If you had to associate a particular demographic with responsible investing, you may instinctively think of millennials. But earlier generations are also considering values alongside potential returns.

Cleona Lira, a chartered financial planner at Celtic Financial Planning, who counts ethical investments among her areas of specialism, says she has a “great number” of older clients who are “very interested” in sustainable investing.

And climate is the biggest factor on the minds of both younger and older clients, says Lira.

Jeannie Boyle, executive director and chartered financial planner at EQ Investors, likewise sees an interest in sustainable investing among those who are “definitely not millennials”.

“I work with a number of typical retiree clients, all the way up into their 80s, who care very passionately about the impact that their investments have on the world. I’ve worked with people in their 60s who have very high thresholds for including certain companies in a sustainable portfolio.

“There’s always degrees to which people want to influence their portfolio and set out ideas or thresholds for inclusion, but caring about climate change and making sure investments are sustainable from that perspective is common across the generations.”

So why might we typically associate younger generations with responsible investing?

Louis Williams, head of psychology and behavioural insights at Dynamic Planner, refers to the concept of psychological distance.

“It’s similar if we think about views on climate change. The more we might distance ourselves from the benefits of a company managing their risks, the less we might act. 

“So that might be a reason why it’s suggested that older generations may not want to act, because they feel that the benefits of them doing this are actually for future generations, and not necessarily for their own.”

Williams also says that any generational differences may be due to greater choice in ESG-related investments today.

“Those differences may be because there is more available now, when that younger generation is starting to invest. There’s more funds that have those ESG factors already being taken into consideration, [compared to] 50 years ago or so when the older generations may have started to invest.”

An activist vs pragmatist approach

Clémence Chatelin, head of sustainable investments at Paradigm Norton, says millennials can be more proactive in asking about responsible investing.

But she adds: “We’ve just started talking to the bulk of our clients about it, and depending on what their views are, generally they’re very open as well.

“I tend to find that with more senior clients, they would probably ask a lot more of the questions about returns first, before making their decision.”

Implementation is another potential difference between generations, Chatelin says.

“When you get to clients who are more wealthy, and that tends to be older clients, then you look at investments that have tax advantages, such as enterprise investment schemes.”

Lee Coates, co-founder of compliance consultancy ESG Accord, also describes a potential activist versus pragmatist approach between generations.

“Younger investors are probably more likely to be more restrictive in the things they don’t want. When you’re younger, you have a more activist mentality, but as you get older, you become more pragmatic. So a younger activist may wish to go for an ethical fund that won’t invest in certain things.”

Meanwhile a pragmatic older investor might opt for a responsible fund, says Coates, giving the example of a fossil fuel company making the energy transition to cleaner alternatives.

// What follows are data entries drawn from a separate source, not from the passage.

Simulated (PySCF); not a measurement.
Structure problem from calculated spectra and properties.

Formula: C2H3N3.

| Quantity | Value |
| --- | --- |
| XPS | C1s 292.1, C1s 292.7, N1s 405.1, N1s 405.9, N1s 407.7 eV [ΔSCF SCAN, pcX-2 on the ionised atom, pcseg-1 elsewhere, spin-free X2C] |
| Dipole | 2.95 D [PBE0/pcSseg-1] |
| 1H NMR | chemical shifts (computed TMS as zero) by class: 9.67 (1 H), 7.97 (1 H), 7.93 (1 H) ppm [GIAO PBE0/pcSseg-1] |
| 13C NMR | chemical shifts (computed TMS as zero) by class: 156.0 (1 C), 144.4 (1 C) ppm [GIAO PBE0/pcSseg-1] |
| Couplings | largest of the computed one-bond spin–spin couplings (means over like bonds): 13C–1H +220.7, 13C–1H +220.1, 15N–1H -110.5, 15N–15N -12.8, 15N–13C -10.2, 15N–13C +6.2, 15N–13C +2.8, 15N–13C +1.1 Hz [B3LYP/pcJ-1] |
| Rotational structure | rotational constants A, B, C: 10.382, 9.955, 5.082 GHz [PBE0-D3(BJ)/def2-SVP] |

“Both parties can be classed as sustainable investors,” he adds.

Responsible investment horizons

Tim Fassam, director of government relations and policy at Pimfa, says that time horizons are the most likely difference when advising different generations on responsible investing.

But Fassam adds this may not always be the case, citing the possibility of a retiree looking to pass wealth down to the next generation with a horizon of up to 40 years, and a younger person looking to invest to buy a property with a horizon of up to 10 years.

Ben Sears, head of UK solutions at Pacific Asset Management, which co-developed profiling tool EnlightenESG, also highlights how investors’ sustainability preferences can evolve over time, particularly with younger clients with potentially longer investment horizons.

“Because you have such a long time, you can see how a client’s sustainable preferences have evolved. Perhaps the client has started very ‘light green’ by dipping a toe in, and has moved over time towards being very sustainable, or perhaps the other way.”

For clients with a longer investment horizon, Fassam highlights the role that ESG can play in future-proofing investments.

“If you believe what governments are saying about net zero, and you have a younger person who’s looking to invest over their career and for retirement, they might be looking to invest over 30 or 40 years. That long term investment will absolutely have to take into account environmental concerns, because the companies that will succeed, to a certain extent, will be the ones that understand what a net zero reality means.

“Over the longer term, there’s likely to be very little distinction between return and sustainability, because sustainable firms will be the ones that succeed.

“If you’re not considering climate change when thinking about what the most appropriate long-term investments are, you are likely to be missing one of the key drivers of the global economy over the coming decades.”